Let $\;T : R_2 \to\ R_2\;$ be the linear transformation that reflects
$\left(
\begin{array}{c}
x \\
y \\
\end{array}
\right)$
in the
line $\;y = mx\;$, that is, in the line $\left(
\begin{array}{c}
x \\
y \\
\end{array}
\right)$
= $\;t\;$
$\left(
\begin{array}{c}
1 \\
m \\
\end{array}
\right)$
for $\;t ∈ R\;$.
i) Explain why
$\left(
\begin{array}{c}
1 \\
m \\
\end{array}
\right)$
and
$\left(
\begin{array}{c}
-m \\
1 \\
\end{array}
\right)$
are eigenvectors of $T$ and find the
corresponding eigenvalues.
ii) Let $A$ be the matrix representation for $T$. By finding matrices $P$, $D$,
with $D$ diagonal such that $P^{−1}AP = D$, (or otherwise), find an
explicit formula for the matrix $A$.
Thank you
Best Answer
An eigenvector is a vector such that $T \vec v=\lambda \vec v$. This means that such a vector, when transformed by $T$, change its length but non chang its direction, i.e. $T \vec v$ stay on the same straight line as $\vec v$. Helping with a drawing you can easily see that the eigenvectors of your transformation can only stay on the given line $r$ of equation $y=mx$ or on its orthogonal line passing by the origin, i.e. the line $y=-\frac{1}{m}x$. All other vectors in the plane, when reflected on $r$, ''jump'' on an other straight line. And since $$ \vec v_1= \left[ \begin {array}{ccccc} 1\\ m\\ \end {array} \right] \qquad \vec v_2= \left[ \begin {array}{ccccc} -m\\ 1\\ \end {array} \right] $$ are vectors on those two lines, they are eigenvectors. Now note that $\vec v_1$ is a fixed point of $T$ so that its eigenvalue must be $\lambda_1=1$ and $\vec v_2$ is changed by $t$ in a vector that has opposite coordinates, so that its eigenvalue is $ \lambda_2=-1$.

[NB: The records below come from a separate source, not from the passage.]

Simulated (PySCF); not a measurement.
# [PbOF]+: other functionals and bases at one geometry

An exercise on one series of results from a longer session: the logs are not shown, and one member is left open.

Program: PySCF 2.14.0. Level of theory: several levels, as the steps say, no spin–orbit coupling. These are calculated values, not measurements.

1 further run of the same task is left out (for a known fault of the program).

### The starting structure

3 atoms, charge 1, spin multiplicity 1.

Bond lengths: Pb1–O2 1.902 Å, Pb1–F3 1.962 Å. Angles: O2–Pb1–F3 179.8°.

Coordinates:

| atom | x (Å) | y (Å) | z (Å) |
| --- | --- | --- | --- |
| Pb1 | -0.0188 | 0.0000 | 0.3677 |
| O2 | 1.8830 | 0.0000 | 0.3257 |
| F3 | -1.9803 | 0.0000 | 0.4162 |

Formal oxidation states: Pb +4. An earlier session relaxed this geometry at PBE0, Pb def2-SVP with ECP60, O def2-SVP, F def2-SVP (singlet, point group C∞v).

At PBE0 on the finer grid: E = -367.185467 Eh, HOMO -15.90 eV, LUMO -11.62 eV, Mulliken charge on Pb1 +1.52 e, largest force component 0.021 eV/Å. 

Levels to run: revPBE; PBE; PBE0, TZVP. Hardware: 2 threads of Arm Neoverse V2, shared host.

The matrices of your second question is: $T=P^{-1}AP$ where $A$ is the diagonal matrix having $a_{11}=\lambda_1$ and $a_{22}=\lambda_2$, and $P$ is the matrix that have as columns the eigenvectors, so you have: $$ P= \left[ \begin {array}{ccccc} 1&-m \\ m& 1 \end {array} \right] \qquad P^{-1}= \dfrac{1}{1+m^2} \left[ \begin {array}{ccccc} 1&m \\ -m& 1 \end {array} \right] $$
$$ A= \left[ \begin {array}{ccccc} 1&0 \\ 0& -1 \end {array} \right] $$
and if you perform the product $T=P^{-1}AP$ you find the searched matrix.
To complete the exercise use $m=\tan \theta$ to show that the matrix $T$ has the form:
$$ T= \left[ \begin {array}{ccccc} \cos 2\theta&\sin 2\theta \\ \sin 2\theta& -\cos 2\theta \end {array} \right] $$
that is the general form of a reflection in the plane.